Ralph, that may be an important question (or may not), but it is a different question--one is the standards for issuing a student VISA and the other for admission to one of our nation's elite universities.

There's no reason why questioning the standards for a VISA should detract from the criticism of Yale, which has favored an uneducated fascist not only over nice qualified whitebread American kids, but over the fascist's own victims.
I wonder, can fascists choose change, or is it that, once a facsist, always a fascist? Is Rahmattulah a fascist or indeed was he ever a fascist, as opposed to an apologist for those who were?

Personally, I have never cared much for Ivy League elitism, and the idea that Yale moved quickly to snap up Rahmattulah before a competing university could act just confirms my prejudices. But, it seems to me (a right wing nut job according to many) that Rahmattulah is appropriately placed at Yale. Can you imagine an environment more hostile to religious fanatacism? I would imagine that Guantanimo would be more comfortable, what with five calls to prayer, properly prepared meals, the absence of unveiled woman parading about trying to cause men to sin, and the walls of confinement reaffirming the occupants' belief that they are indeed engaged in a war on behalf of Islam as they know it.

In all seriousness, though, I am more than a little disappointed in my right wing brethren. It is they, after all, who believe in "freedom and democracy," and the tranforming power and attraction of these concepts to peoples everywhere. All that we need do is remove the dictators and democratic institutions will spring from the ground like flowers in spring.

I confess my own belief in this admittedly naive concept albeit an overly simplistic articulation. However, I also believe that minds must in fact change in order for "freedom and democracy" to work, and in particular, former Taliban and their significant numbers of supporters must choose change voluntarily. Frankly, that is the real problem with democracy; it requires voluntary compliance in significant measure. Without conversion of the bulk of Taliban sympathizers to a belief in "freedom and democracy" (whatever that means), it aint gonna happen.

Accordingly, I support Yale's decision to admit Rahmattulah. It is my hope that his mind begins to change from the dark, fascist Taliban mindset (assuming that he possessed it) to something more moderate, more modern, and more conducive to democracy and individual rights. Of course, there's no guarantee that anything lasting and positive will come from his experience at Yale, but that is true about our efforts in Iraq as well as in Afghanistan (overlooking for a moment the achievement in removing Sadam and the Taliban). It didn't stop my neo con friends from trying in those settings, and it shouldn't stop us from trying in this setting. When a former Taliban asks for the opportunity to study in America, willingly exposing himself to our views, we would be counterproductive fools to say no.
AGA: Apart from the fact that Rahmatullah Hashemi has not repudiated the Taliban so that, while he may be a future ex-fascist, he is currently a fascist. (Aand yes, he is. You can't seriously argue that someone acheiving his level of success within a fascist government isn't a fascist absent significant evidence that he undermined that government).
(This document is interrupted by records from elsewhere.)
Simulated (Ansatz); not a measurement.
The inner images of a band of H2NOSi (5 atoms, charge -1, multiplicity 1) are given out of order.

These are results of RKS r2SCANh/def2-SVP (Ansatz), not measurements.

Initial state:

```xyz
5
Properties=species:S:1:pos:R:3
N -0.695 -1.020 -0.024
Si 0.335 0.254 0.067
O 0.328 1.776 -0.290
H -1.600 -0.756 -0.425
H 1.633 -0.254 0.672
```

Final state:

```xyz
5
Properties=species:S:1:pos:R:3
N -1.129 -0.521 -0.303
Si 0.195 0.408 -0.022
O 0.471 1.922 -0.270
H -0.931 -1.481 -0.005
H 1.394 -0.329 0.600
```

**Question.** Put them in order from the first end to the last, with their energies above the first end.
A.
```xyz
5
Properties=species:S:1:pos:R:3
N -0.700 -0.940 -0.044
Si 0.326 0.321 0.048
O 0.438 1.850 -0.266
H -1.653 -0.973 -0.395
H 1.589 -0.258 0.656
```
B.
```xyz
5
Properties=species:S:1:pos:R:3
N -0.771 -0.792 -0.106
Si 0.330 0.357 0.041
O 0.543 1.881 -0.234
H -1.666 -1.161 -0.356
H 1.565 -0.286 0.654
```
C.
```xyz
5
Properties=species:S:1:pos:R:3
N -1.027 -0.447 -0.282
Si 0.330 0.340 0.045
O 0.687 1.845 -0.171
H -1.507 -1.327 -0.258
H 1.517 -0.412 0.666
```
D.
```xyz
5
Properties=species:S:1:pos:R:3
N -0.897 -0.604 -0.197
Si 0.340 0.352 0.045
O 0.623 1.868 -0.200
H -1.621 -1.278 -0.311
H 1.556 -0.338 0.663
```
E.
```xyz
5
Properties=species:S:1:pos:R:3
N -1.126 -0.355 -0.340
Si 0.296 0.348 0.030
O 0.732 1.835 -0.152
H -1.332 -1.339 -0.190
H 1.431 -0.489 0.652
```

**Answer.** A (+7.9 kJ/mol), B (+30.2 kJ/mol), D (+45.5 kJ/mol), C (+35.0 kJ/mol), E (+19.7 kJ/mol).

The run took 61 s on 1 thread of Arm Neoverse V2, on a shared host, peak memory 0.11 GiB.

I'm sure you realize Yale has much higher standards for non-fascists (and, as mentioned in my last post, much higher standards for fascism's victims). I don't see why you'd be diasppointed in your right-wing brethren for opposing giving such a generous advantage to a high-ranking Taliban member. It seems like simple decency to me

It's quite simple, really. Yale has thousands of applications from better qualified, more deserving, students. Yet they were passed over for a fascist with a fourth-grade education.
I am an Yale alumnus (and have some acquaintance with Mr Belton to boot) and I was present when Mr Hashemi showed up at Yale as the Taliban representative. It is sufficient to say that he thoroughly disgusted me by the views he expressed.

The point is that Mr Hashemi was not simply misguided. He was complicit in the barbarism and vileness that the Taliban committed in Afghanistan. I am sure that a person who abetted murder and who later repents would not receive the same consideration from Yale. Mr Hashemi is no better, rather his role as a member of the Taliban was a lot worse than that of a simple criminal. I am frankly disgusted by Yale's actions in this regard, and find the quotes by the admissions office in the NYT article particularly appalling. I am also neither a person from the Right nor am I from the Left as these terms are understood here-I am a foreign citizen.
Just got back from a new haven visit. Ralph's State Dept and INS comment is dead on. This guy was befriended by a US govn't team in Afghanistan after he turned on the Taliban and placed at Yale as a 'special student'. Meaning he is allowed to take a class or two. The fact that the right is using this to reprimand the Ivy League left (what, the fascist left?) is as absurd as it is ironic.
It could be stated even more simply, "What business does an American educational institution have giving one of a finite number of seats to an enemy?" And to that you can add descriptors: fascist enemy, enemy of the secular, unqualified enemy etc.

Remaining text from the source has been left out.